The next section, also about letting go, takes place years later, at Oxford. Brook describes himself as a pathetic army-officer recruit, ordered by his disdainful sergeant to cross a river on a log. Instead, he stands at the bank, upon the log, clinging precariously to a single leaf over his head. “. . . The sergeant bellows, 'Damn it, let go of that bloody leaf!' . . . For a moment, I lean like the Tower of Pisa, then at long last I let go of the leaf and fall splashing into the stream below . . . [It is] the essential conflict that I have tried all my life to resolve – when to cling to a conviction, and when to see through it and let go.”
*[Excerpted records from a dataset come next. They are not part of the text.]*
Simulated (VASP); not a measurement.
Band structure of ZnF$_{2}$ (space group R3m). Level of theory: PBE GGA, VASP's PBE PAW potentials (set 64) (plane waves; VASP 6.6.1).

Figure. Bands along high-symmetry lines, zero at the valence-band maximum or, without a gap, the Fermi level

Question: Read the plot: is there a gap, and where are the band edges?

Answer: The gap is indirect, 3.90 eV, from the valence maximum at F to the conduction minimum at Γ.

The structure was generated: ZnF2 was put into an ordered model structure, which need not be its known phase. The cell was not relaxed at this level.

For a while it looks as though Threads is going to accomplish a literary miracle, not just discussing the transfer of experience into art but embodying that process. By midsection, it's clear that the book can't rise to that challenge, its initial impressionistic ardor yielding to the easier temptation of pleasant celebrity anecdotes that remind us Brook has rubbed shoulders with the likes of Salvador Dali, Bertolt Brecht, Sir Laurence Olivier, Jean Genet and Jeanne Moreau. The Who's Who sections feel diminutive when compared to, say, the image of Brook as a college student playing with a primeval film projector and reflecting on the essences of shadow and light, or on how a building's architectural rhythm connects to the rhythm of a symphony.
If you didn't know Brook before reading Threads, you won't know him after. For Brook is an Englishman who wears his formality like a cloak. That's his prerogative: This is a book about artistic process, about ideas and passions. He writes of the harrowing years of World War II and the urban dreariness that followed, of how his excursions into theater and cinema were searches for glimmers of beauty. Such glimmers appear repeatedly in Threads, an enchanting portrait of an enigma. Which is exactly how Brook would have it.